(Sharecast News) - House-price growth in major US cities picked up slightly in January, accelerating to its fastest pace in 14 months, according to S&P/Case-Shiller data released on Tuesday.

The 20-City Composite index, which measures residential real estate prices in 20 major metropolitan areas across the country, showed prices were up 6.6% on January 2023, picking up from the 6.2% annual growth seen in December.

This was slightly below the 6.7% increase expected by economists but the highest rate of growth since November 2022.

However, prices across the 20 cities compared with December were down 0.1% with 17 of the 20 markets seeing declines month-on-month as elevated borrowing costs continued to bite.

The lesser-followed National Composite index rose by 6% year-on-year in January, up from 5.6% the month before - also the fastest annual increase since 2022.

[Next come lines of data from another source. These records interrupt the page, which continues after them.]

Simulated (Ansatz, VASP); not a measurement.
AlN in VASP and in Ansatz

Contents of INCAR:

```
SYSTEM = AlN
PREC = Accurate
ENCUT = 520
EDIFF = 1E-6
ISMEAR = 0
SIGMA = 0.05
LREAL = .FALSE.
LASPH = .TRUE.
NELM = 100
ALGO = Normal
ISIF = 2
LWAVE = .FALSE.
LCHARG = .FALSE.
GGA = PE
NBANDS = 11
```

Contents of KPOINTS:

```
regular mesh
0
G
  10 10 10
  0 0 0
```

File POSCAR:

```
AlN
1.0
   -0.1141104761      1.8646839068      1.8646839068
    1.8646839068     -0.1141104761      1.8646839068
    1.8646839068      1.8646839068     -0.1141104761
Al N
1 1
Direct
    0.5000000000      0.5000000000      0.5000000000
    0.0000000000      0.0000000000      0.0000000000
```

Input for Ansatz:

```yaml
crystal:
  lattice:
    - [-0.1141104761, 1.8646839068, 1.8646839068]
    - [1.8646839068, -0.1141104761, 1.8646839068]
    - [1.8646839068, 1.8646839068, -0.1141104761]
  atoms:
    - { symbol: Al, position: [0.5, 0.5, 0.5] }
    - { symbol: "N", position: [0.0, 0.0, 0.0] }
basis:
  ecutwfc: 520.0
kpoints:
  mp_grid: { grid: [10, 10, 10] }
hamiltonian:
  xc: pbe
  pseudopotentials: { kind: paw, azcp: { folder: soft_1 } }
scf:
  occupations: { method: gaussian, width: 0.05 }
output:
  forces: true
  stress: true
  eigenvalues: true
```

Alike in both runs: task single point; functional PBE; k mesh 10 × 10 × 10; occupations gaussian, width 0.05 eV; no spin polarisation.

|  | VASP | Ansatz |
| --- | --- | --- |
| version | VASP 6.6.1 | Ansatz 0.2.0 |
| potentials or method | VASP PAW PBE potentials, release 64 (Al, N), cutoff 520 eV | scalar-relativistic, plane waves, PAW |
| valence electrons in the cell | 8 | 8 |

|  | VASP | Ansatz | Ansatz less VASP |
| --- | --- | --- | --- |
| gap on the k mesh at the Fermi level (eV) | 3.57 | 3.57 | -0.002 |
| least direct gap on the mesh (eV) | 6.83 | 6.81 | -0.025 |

"We've commented on how consistent each market performed during 2023 and that continues to be the case," said Brian Luke, head of commodities, real and digital assets at S&P Dow Jones Indices. "While there is a large disparity between leaders such as San Diego versus laggards such as with Portland, the broad market performance is tightly bunched up.

"Homeowners most likely saw healthy gains in the last year, no matter what city you were in, or if it was in an expensive or inexpensive neighbourhood. No matter which way you slice it, the index performance closely resembled the broad market."